Caitlin is a Graphic Designer and Drummer. We chatted to Caitlin about her time on the Graphic Communication Design course at Central Saint Martins, UAL, and her career since graduating.
I chose the study abroad program at Central Saint Martins because I knew the school would give me the push I needed. Before my experience abroad, I naively thought that I had to just be good at design — born with talent — in order to be successful.
Tell us a little about yourself – where are you from? Could you describe what kind of work you do?
My name is Caitlin Kalafus and I live in Philadelphia, PA. I am a graphic designer with a large musical background. I work from home doing freelance design work so that I have the ability to work on my music as well as go on tour. I am currently drumming for Cyndi Lauper, though I do play with several other musicians when needed and available.
You work across several different fields, being a graphic designer and drummer, how do you balance the two? Does one feed into another?
I used to work a 9-5 in the marketing department at a financial firm in Center City. Now that I've switched to doing music more full time, I've lost some of the "luxuries" such as stability, benefits, and whatnot. On the other hand, I get to wear sweatpants quite often. It's not hard to balance my two passions, though I think not having a steady income is probably the most difficult part. The best part about being both a graphic designer and musician is that the two go hand-in-hand very well. When I'm working on my own music, I get to have full creative direction, be hands-on with my own identities such as my logo, or album artwork, and even for my live show. I just switched to working with Abelton, a DAW that allows me to record, play tracks during the lives shows AND gives me the ability to connect my music with visuals. This is something I did 3 years ago in college: https://www.caitlinkalafus.com/interrelation
What course did you study at UAL and why?
I chose the Study Abroad program at Central Saint Martins because I knew the school would give me the push I needed. Before my experience abroad, I naively thought that I had to just be good at design — born with talent — in order to be successful. I was often frustrated that I wasn't executing my projects the way that I had hoped to. CSM taught me how to use my brain and think before I begin designing. I learned that thinking conceptually is a golden key in the process. Since then, getting started with new projects has been a smoother process because I learned such a valuable skill.
What did you discover while you were in London?
While conceptual thinking was a grand discovery while I was in London, I learned how to screenprint, bind my own books and letterpress.
What sort of work did you make whilst you were at UAL? Has your experience in London echoed in your practice?

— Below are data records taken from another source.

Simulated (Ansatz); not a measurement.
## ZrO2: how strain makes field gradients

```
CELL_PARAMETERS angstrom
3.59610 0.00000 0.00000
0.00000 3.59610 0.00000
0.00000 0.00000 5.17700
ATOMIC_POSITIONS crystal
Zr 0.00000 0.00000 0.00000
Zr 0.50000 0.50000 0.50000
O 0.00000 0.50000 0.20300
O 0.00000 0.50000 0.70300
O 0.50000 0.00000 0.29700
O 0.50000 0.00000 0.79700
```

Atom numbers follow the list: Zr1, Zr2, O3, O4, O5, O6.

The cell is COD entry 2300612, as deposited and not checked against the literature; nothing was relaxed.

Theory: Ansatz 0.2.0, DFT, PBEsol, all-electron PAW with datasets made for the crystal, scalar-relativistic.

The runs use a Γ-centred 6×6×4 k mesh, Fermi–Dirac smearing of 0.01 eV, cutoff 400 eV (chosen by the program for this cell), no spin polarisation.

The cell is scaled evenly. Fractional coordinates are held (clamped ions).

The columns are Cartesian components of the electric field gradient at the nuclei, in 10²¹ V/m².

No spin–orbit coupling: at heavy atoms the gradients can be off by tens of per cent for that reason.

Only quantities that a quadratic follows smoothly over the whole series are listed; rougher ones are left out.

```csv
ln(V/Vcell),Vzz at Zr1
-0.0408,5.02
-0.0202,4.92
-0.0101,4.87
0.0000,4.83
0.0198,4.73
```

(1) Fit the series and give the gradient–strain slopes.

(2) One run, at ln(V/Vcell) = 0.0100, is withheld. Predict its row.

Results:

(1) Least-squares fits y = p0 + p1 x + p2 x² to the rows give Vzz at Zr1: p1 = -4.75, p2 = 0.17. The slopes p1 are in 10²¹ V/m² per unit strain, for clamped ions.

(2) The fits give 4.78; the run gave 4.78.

One of my favourite projects of the semester was in an elective course that I took with Makoto Yamada. 13 of us students were to bring a thumb drive to the first day of class with 10 random images on it. We each had access to those 130 images and had to make something with them. I chose to make a book. I had recently learned how to bind my own books and discovered that the French fold would allow me to manipulate the images to flow from one page to the next without having to think about page order. That night, I printed all 130 images and cut them out into little squares. I had this amazing flat that I was staying in and I spread them out across the entire floor. I stood on a chair and looked. I immediately started to feel overwhelmed. What was I to do with these random images? One, in particular, a man with a raw egg on his face, another, a beautiful scenic hill. What at all did these have in common? I took a deep breath, exhaled and leaned into the feeling. While these images might not have much to do in common with one another, there's definitely a common theme: they each make me feel something different. I climbed down off of the chair and began picking through the pile to organize the images by feeling. What I was left with was a timeline of calmness to panic to calmness after a storm. A panic attack. Using a grid, I started multiplying the images on each page, more and more until they lacked order. I printed out my work and went to the scanner (a favourite tool of mine) and began manipulating the pages to cause panic. By flipping through the book itself, you will feel the sense of anxiety grow, until it grows out of control, and then dies back down. The first and last images are both calm, but drastically different.
Are you working on any projects at the moment?
Right now, I am focused on new music. I spend most of my days writing and recording songs for my upcoming solo project, B.Kind. I plan on performing live in 2020 and bringing visual elements into my performances. I will be spending New Years in Thailand playing a show with Cyndi Lauper and will be featured on Late Night with Seth Meyers as a guest drummer Jan 6 – 9th.